Page MenuHomePhabricator

Ensure we are coping with deadlock Exceptions properly & our q doesn't corrupt at high volume, reduce unecessary potentially blocking queries
Open, MediumPublic

Description

Somehow we're getting foreign key constraint violations in Civi when inserting address or email records. The contact insert succeeds enough to return an ID, but somehow it's rolled back before we do the address or email insert.

Event Timeline

DStrine triaged this task as Medium priority.Dec 11 2017, 8:40 PM
DStrine moved this task from Triage to Sprint C Feb 2nd to Feb 16th on the Fundraising-Backlog board.

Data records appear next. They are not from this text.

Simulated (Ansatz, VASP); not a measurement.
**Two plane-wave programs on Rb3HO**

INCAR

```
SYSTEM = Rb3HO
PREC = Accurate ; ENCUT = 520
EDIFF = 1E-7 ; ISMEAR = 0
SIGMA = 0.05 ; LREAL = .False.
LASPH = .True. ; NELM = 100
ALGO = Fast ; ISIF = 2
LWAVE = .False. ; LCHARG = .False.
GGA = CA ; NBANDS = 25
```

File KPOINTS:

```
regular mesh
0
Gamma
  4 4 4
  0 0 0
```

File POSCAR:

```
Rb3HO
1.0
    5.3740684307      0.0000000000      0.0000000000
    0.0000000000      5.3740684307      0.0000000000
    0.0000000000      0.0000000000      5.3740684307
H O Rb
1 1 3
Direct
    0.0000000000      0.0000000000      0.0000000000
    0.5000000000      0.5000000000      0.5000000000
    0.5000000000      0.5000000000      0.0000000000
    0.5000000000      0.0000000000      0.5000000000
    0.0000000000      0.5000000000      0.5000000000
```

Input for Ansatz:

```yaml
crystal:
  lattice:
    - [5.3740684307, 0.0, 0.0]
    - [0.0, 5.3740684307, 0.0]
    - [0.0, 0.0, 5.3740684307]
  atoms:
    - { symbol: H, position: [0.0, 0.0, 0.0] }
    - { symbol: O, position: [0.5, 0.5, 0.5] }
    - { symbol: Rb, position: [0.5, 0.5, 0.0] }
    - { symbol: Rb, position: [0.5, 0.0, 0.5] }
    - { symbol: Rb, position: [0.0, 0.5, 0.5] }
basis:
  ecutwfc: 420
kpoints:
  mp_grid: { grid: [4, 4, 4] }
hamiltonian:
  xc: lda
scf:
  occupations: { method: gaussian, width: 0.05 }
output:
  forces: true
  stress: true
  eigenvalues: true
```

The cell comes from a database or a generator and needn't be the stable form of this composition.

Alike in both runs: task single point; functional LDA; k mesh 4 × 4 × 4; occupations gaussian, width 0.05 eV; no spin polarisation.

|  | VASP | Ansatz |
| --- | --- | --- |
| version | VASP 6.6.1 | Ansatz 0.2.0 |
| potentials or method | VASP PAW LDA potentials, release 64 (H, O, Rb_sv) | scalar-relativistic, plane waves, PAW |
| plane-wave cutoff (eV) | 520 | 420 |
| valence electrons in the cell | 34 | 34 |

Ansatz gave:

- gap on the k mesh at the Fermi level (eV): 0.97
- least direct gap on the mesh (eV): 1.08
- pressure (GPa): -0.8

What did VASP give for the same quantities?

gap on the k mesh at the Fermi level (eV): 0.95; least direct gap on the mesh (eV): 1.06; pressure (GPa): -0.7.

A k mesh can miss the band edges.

@Ejegg I found it -the exception one & second time around am commenting on the right phab :-) - @DStrine merged the exceptions one into this one. I've pulled it in since it;'s the thing we have both been trying to figure out - ie. how to get rid of problems at volume - editing title to reflect that

Eileenmcnaughton renamed this task from Weird FK constraint problems in Civi to Ensure we are coping with deadlock Exceptions properly & our q doesn't corrupt at high volume.Dec 11 2019, 9:23 AM

Change 556335 had a related patch set uploaded (by Eileen; owner: Eileen):
[wikimedia/fundraising/crm/civicrm@master] Remove unnecessary query when updating org, if no name udpate.

https://gerrit.wikimedia.org/r/556335

Eileenmcnaughton renamed this task from Ensure we are coping with deadlock Exceptions properly & our q doesn't corrupt at high volume to Ensure we are coping with deadlock Exceptions properly & our q doesn't corrupt at high volume, reduce unecessary potentially blocking queries.Dec 11 2019, 9:36 AM

Change 556335 merged by jenkins-bot:
[wikimedia/fundraising/crm/civicrm@master] Remove unnecessary query when updating org, if no name udpate.

https://gerrit.wikimedia.org/r/556335

Change 559250 had a related patch set uploaded (by Eileen; owner: Eileen):
[wikimedia/fundraising/crm@master] Handle constraint errors on location insert as deadlocks.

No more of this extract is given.